Update, tried to do this a while ago, but it didn't post. Ok, im reading Book of Pook, reading about confidence and how to develope it, etc. Im busy as hell with my business and a hobby! I feel better except their are still times of weakness for me like the last couple of days. I got an email from a friend of mine, asked me if I heard from the ex. I told her no and reminded her of the situation so why would I here from her. My friend said that the ex posted on FB she finally got an RN job. I acted like I didn't care , and said good for her.
Problem is, I still care, I care a lot. I respect her on one hand because she aimed for a goal and obtained it, but thats it. I remember, the reason she said she was ending it was because she needs to take care of her family, meaning her 7 yr old and her soon to be husband! Thats right, I was also told she's going to marry that idiot!!! Looser!!! I guess she's happy with him riding her coat tails financially! I can't figure what got to her, was it the kid and because he's the kids father? Was it the her older sister who hangs with her in clubs and told her she has this commitment and she has to live up to it?
Or was it me? The fact that was getting frustrated and arguing with her over her actions of staying in contact with him while she was with me?!!! Oh well, he won out, I guess. Anyway, she has a high school GED only, no college, and only went to one yr of nursing school thru a community college nursing program. At 25, how much money can she make? Does anyone have an idea?
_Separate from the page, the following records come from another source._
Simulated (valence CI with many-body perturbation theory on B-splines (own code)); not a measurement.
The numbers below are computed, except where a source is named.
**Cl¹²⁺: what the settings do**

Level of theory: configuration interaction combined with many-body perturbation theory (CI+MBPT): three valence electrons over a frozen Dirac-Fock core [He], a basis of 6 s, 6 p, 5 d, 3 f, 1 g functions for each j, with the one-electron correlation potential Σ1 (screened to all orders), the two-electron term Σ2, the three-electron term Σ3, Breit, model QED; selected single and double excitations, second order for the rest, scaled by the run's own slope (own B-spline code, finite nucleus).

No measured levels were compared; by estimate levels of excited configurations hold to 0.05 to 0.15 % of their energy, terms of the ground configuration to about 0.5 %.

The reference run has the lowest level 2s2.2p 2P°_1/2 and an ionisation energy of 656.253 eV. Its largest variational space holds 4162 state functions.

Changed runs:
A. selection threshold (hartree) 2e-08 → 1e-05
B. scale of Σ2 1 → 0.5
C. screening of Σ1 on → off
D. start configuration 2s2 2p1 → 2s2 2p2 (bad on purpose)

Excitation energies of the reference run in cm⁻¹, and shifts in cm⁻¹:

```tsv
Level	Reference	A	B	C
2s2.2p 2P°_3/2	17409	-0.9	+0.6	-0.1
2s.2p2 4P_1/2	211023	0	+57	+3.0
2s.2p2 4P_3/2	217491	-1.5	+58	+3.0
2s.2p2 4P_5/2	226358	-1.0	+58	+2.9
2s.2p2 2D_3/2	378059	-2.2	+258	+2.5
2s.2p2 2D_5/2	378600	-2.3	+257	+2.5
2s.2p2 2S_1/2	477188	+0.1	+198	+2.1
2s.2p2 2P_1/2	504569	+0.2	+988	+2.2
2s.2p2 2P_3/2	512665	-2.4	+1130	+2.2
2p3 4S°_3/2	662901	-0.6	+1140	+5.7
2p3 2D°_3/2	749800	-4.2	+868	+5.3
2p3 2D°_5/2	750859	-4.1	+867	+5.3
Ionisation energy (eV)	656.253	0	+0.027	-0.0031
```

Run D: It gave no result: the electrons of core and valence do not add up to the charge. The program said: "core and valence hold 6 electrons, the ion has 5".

So, as you all can see I still care, I was doing pretty good until I heard from my friend. Now she is in contact with my ex, you don't think theirs somthing going on as far as communicating this to me? Right? I have been working out at the gym and keeping very busy, reading business books for my business, and confidence articals, book of pook etc. But I still have not been able to shake this B****tch! out of my head! I almost want to unblock her from FB so she can at least see my pics and what shes missing! Well, sorry to all of you for the relapse!!! I have been in NC for about going on a mth in half. Here I am a good lookiing successful dude, and I can't get this F****king 8 out of my head! And not to be mean, but nude, a 6!!! Because of the kid and all. Thks for reading! I just need to keep working on me thats all!